The standard form of the equation of a circle with radius 2 and center \((2,-3)\) is \[(x-2)^{2}+(y+3)^{2}=4.\] We can change the look of this equation by expanding the terms on the left hand side (using the formula for the Square of a Sum in Section: Special Products ): \[x^{2}-4x+4+y^{2}+6y+9=4\] \[x^{2}+y^{2}-4x+6x+13=4\] Subtracting 4 from both sides, the equation of the circle becomes \[x^{2}+y^{2}-4x+6x+9=0.\] The above equation is called the general form of the equation of the circle.
The general form of the equation of a circle is \[x^{2}+y^{2}+Ax+By+E=0.\] where \[\left(\frac{A}{2}\right)^2+\left(\frac{B}{2}\right)^2-E>0.\]
Read on to understand why the condition \(\left(\frac{A}{2}\right)^2+\left(\frac{B}{2}\right)^2-E>0\) is necessary.
Finding the Center and Radius of a Circle from Its Expanded Form
If we are given the equation of a circle in expanded form and want to find its center and radius, we need to rewrite the equation in the standard form: \[(x - a)^2 + (y - b)^2 = R^2,\] where \((a, b)\) is the center and \(r\) is the radius. This involves a process called completing the square . Here’s how it works:
Steps
- Group the terms : Separate the \(x\) - and \(y\) -terms, moving the constant to the other side: \[x^2 + y^2 + Ax + By + E = 0 \quad \Rightarrow \quad (x^2 + Ax) + (y^2 + By) = -E\]
- Complete the square :
- For the \(x\) -terms, take half the coefficient of \(x\) (from \(Ax\) ), square it, and add it inside the parentheses: \((A/2)^2\) . \[x+Ax=x+Ax\color{red}{+\left(\frac{A}{2}\right)^2-\left(\frac{A}{2}\right)^2}=\left(x+\frac{A}{2}\right)^2\color{red}{-\left(\frac{A}{2}\right)^2}\]
- Do the same for the \(y\) -terms with \(B\) : \((B/2)^2\) .
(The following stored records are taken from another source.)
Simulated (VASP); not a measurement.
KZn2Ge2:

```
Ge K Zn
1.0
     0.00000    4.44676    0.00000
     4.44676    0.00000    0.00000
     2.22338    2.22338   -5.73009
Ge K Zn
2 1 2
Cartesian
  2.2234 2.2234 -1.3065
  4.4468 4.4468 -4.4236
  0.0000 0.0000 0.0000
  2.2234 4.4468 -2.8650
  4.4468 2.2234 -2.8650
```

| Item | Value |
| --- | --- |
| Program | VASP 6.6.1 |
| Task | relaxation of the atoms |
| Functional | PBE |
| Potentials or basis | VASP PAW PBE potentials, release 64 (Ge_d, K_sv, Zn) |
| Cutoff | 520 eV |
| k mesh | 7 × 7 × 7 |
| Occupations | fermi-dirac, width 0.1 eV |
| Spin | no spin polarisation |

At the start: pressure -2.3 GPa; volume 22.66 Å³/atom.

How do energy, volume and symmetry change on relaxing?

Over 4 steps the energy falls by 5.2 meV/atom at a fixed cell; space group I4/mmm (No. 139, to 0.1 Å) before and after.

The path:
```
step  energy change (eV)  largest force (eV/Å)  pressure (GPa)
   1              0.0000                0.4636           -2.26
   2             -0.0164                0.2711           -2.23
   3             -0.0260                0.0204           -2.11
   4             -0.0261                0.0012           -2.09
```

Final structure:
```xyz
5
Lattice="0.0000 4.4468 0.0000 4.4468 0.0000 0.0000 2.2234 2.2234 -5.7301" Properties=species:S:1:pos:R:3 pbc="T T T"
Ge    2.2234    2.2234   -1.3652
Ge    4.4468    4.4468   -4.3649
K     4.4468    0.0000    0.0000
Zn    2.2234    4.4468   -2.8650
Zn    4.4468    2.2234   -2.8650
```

- Add these same values to the right-hand side of the equation to keep it balanced.
- Rewrite the equation : After completing the square, the equation will look like: \[(x + A/2)^2 + (y + B/2)^2 = R^2\]
- Identify the center and radius :
- The center is \((-A/2, -B/2)\) .
- The radius is \(\sqrt{R^2}\) , or the square root of the value on the right-hand side.
Example 2. Find the center and radius of the circle with equation \[x^{2}+y^{2}-12x+14y+69=0.\]
Solution
To easily find the center and the radius of the circle, we need to rewrite the equation of the circle in the form \[(x-a)^{2}+(y-b)^{2}=R^{2}.\] In doing so, on the left side, we group the terms containing \(x\) together, and the terms containing \(y\) together, and move the constant to the right side by subtracting \(69\) from both sides: \[(x^{2}-12x)+(y^2+14y)=-69.\] Then we complete the square for each variable (do not forget to add the required constants for completing the squares on both sides of the equations). \[\left[x^2-12x+\left(-\frac{12}{2}\right)^{2}\right]-6^{2}+\left[y^2+14x+\left(\frac{14}{2}\right)^{2}\right]-7^{2} =-69\] \[\begin{align} (x-6)^{2}+(y+7)^{2} & =-69+36+49\tag{add $6^2$ and $7^2$ to both sides}\\ (x-6)^{2}+(y+7)^{2} & =16\\ (x-6)^2+(y-(-7))^{2} & =4^{2} \end{align}\] Comparing the above equation with the standard form of the equation of a circle reveals that the center is \((6,-7)\) and the radius is 4.
Example 3. Identifying the Equation of a Circle.
Show that the equation \(x^2 + y^2 + 4x - 6y + 9 = 0\) represents a circle and find the center and radius.
Solution
We first group the \(x\) - and \(y\) -terms and add \(-9\) to both sides to have the constant only on the right-hand side: \[(x^2 + 4x) + (y^2 - 6y) = -9\]
Next, complete the square for each group:
- For \(x^2 + 4x\) , add \(\left(\frac{4}{2}\right)^2 = 4\) .
- For \(y^2 - 6y\) , add \(\left(\frac{-6}{2}\right)^2 = 9\) .
Add these same values to the right-hand side: \[(x^2 + 4x + 4) + (y^2 - 6y + 9) = -9 + 4 + 9\]
Simplify and rewrite the equation: \[(x + 2)^2 + (y - 3)^2 = 4\]
Comparing this to the standard form of a circle, we see that the center is \((-2, 3)\) , and the radius is \(R = 2\) (since \(R^2 = 4\) ).